# 1617-257/Homework Assignment 2 Solutions

## Doing

Solve problems 1ab, 2, 3, 4ab in section 4, but submit only the underlined problems/parts. In addition, solve the following problems, though submit only your solutions of problems A and B:

Problem A. Let $(X,d)$ be a metric space. Prove that the metric itself, regarded as a function $d\colon X\times X\to{\mathbb R}$, is continuous.

Problem B. Let $A$ be a subset of a metric space $(X,d)$. Show that the distance function to $A$, defined by $d(x,A):=\inf_{y\in A}d(x,y)$, is a continuous function and that $d(x,A)=0$ iff $x\in\bar{A}$.

Problem C. Prove the "Lebesgue number lemma": If ${\mathcal U}=\{U_\alpha\}$ is an open cover of a compact space $(X,d)$, then there exists an $\epsilon>0$ (called "the Lebesgue number of ${\mathcal U}$, such that every open ball of radius $\epsilon$ in $X$ is contained in one of the $U_\alpha$'s.

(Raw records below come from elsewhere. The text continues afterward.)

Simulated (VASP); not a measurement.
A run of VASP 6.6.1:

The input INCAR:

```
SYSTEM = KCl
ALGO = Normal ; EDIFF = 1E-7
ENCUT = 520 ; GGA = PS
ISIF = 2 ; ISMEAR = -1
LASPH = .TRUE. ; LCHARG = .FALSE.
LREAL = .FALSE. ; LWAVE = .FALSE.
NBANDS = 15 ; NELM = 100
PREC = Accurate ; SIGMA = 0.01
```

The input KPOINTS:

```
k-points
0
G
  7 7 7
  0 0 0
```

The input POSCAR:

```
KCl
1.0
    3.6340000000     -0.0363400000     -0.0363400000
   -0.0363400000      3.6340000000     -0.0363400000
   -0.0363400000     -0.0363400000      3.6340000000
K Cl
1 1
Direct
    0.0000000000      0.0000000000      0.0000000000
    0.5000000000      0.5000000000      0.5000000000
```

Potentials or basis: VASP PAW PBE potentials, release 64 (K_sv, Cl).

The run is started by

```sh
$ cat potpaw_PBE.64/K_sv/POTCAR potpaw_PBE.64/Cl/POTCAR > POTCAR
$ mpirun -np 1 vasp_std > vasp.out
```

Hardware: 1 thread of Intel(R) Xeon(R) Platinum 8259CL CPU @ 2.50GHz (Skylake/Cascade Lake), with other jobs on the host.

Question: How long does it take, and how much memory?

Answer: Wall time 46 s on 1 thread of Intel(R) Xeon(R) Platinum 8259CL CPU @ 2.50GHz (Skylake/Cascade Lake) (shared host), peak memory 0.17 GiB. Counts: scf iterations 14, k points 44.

Problem D. The Cantor set $C$ is the set formed from the closed unit interval $[0,1]$ by removing its open middle third $(\frac13,\frac23)$, then removing the open middle thirds of the remaining two pieces (namely then removing $(\frac19,\frac29)$ and $(\frac79,\frac89)$), then removing the open middle thirds of the remaining 4 pieces, and so on. Prove that $C$ is uncountable, compact and totally disconnected (the last property means "the only non-empty connected subsets of $C$ are single points").